Comment by Nitramp

5 years ago

> The code in question did sscanf("%d", ...), which you read as “parse the digits at the start of the string into a number,” which is obviously linear.

I think part of the problem is that scanf has a very broad API and many features via its format string argument. I assume that's where the slowdown comes from here - scanf needs to implement a ton of features, some of which need the input length, and the implementor expected it to be run on short strings.

> The subtlety is that sscanf doesn’t do what you expect. I think that “don’t use library functions that don’t do what you expect” is impossible advice.

I don't know, at face value it seems reasonable to expect programmers to carefully check whether the library function they use does what they want it to do? How would you otherwise ever be sure what your program does?

There might be an issue that scanf doesn't document it's performance well. But using a more appropriate and tighter function (atoi?) would have avoided the issue as well.

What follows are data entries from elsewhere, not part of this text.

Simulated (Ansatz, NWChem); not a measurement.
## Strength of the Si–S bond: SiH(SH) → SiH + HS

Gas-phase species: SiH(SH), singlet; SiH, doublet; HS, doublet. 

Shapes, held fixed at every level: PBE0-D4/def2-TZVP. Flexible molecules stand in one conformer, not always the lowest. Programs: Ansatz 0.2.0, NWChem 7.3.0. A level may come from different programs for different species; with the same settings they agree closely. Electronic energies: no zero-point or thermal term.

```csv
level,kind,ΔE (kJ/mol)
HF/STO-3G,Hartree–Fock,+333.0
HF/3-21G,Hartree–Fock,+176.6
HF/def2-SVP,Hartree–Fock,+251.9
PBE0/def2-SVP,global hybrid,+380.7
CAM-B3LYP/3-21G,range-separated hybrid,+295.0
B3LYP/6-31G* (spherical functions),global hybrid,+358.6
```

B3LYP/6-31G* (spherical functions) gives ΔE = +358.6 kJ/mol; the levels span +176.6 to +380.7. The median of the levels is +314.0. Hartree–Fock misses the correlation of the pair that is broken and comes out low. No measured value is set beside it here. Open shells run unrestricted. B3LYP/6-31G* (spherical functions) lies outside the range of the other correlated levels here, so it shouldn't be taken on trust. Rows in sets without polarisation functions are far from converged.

Or, you know, don't implement your own parser. JSON is deceptively simple, but there's still enough subtlety to screw things up, qed.

4 comments

Nitramp

dan-robertson 5 years ago

But sscanf does do what they want it to do by parsing numbers. The problem is that it also calls strlen. I’m still not convinced that it’s realistically possible to have people very carefully understand the performance characteristics of every function they use.

Every programmer I know thinks about performance of functions either by thinking about what the function is doing and guessing linear/constant, or by knowing what the data structure is and guessing (eg if you know you’re doing some insert operation on a binary tree, guess that it’s logarithmic), or by knowing that the performance is subtle (eg “you would guess that this is log but it needs to update some data on every node so it’s linear”). When you write your own library you can hopefully avoid having functions with subtle performance and make sure things are documented well (but then you also don’t think they should be writing their own library). When you use the C stdlib you’re a bit stuck. Maybe most of the functions there should just be banned from the codebase, but I would guess that would be hard.

thaumasiotes 5 years ago

> I assume that's where the slowdown comes from here - scanf needs to implement a ton of features, some of which need the input length, and the implementor expected it to be run on short strings.

I didn't get that impression. It sounded like the slowdown comes from the fact that someone expected sscanf to terminate when all directives were successfully matched, whereas it actually terminates when either (1) the input is exhausted; or (2) a directive fails. There is no expectation that you run sscanf on short strings; it works just as well on long ones. The expectation is that you're intentionally trying to read all of the input you have. (This expectation makes a little more sense for scanf than it does for sscanf.)

The scanf man page isn't very clear, but it looks to me like replacing `sscanf("%d", ...)` with `sscanf("%d\0", ...)` would solve the problem. "%d" will parse an integer and then dutifully read and discard the rest of the input. "%d\0" will parse an integer and immediately fail to match '\0', forcing a termination.

EDIT: on my xubuntu install, scanf("%d") does not clear STDIN when it's called, which conflicts with my interpretation here.

JdeBP 5 years ago
No it would not. Think about what the function would see as its format string in both cases.
The root cause here isn't formatting or scanned items. It is C library implementations that implement the "s" versions of these functions by turning the input string into a nonce FILE object on every call, which requires an initial call to strlen() to set up the end of read buffer point. (C libraries do not have to work this way. Neither P.J. Plauger's Standard C library nor mine implement sscanf() this way. I haven't checked Borland's or Watcom's.)
See https://news.ycombinator.com/item?id=24460852 .
- pja 5 years ago
  
  Yes, it looks that way. On the unix/linux side of things, glibc also implements scanf() by converting to a FILE* object, as does the OpenBSD implementation.
  It looks like this approach is taken by the majority of sscanf() implementations!
  I honestly would not personally have expected sscanf() to implicitly call strlen() on every call.